PP dismisses claims that its advantage over PSOE had narrowed

THE Partido Popular dismissed claims that its advantage over the PSOE socialists had narrowed to 7.1 points. “The CIS never gets it right,” said Jose Luis Ayllon, secretary general of the parliamentary PP party, although this was “very good news” according to his PSOE counterpart, Eduardo Madina.

With the PSOE continually trailing the PP in popularity, there was comfort for the socialists in the results of an official survey by the CIS (Sociological Research Institute) carried out between July 4 and 11. It found that 36 per cent would vote PSOE, compared with 43.1 per cent for the PP, although this figure was queried by Ayllon.
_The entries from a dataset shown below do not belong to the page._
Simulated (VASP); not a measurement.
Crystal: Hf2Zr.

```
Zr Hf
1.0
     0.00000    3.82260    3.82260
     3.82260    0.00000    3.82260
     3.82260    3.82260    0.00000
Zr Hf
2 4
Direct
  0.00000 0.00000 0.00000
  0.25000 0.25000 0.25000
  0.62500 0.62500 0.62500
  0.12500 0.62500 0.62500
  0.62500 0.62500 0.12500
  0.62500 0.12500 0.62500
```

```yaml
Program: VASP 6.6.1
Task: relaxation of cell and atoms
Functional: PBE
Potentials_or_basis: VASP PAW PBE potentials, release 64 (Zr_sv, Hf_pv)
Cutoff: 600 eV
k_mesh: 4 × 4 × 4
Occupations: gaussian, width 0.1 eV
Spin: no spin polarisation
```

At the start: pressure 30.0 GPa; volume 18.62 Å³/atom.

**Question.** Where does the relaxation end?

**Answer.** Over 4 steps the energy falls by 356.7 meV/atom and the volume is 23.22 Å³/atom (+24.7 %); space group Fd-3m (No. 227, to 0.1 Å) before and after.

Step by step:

Any interpretation of the CIS results required “the utmost prudence” he warned, citing last May’s local and regional polls. Not only had they demonstrated Spain’s “enormous confidence” in the PP, but their outcome consistently contradicted earlier CIS forecasts. He also questioned the “Rubalcaba effect” now that the former Interior minister and vice-president was the PSOE’s presidential candidate.  On the contrary, Ayllon declared, this should be renamed “the Rubalcaba defect.”

But not all voters would agree with Ayllon over this. When asked by the CIS who would make the best president, 39.9 per cent named Alfredo Perez Rubalcaba against 31.9 per cent in favour of the PP leader, Mariano Rajoy.

Only 2.5 per cent said that Rajoy inspired confidence, compared with 5.9 per cent for Rubalcaba.  Rubalcaba also consistently outscored Rajoy on openness to dialogue, efficiency, negotiating capacity and understanding of Spain’s problems.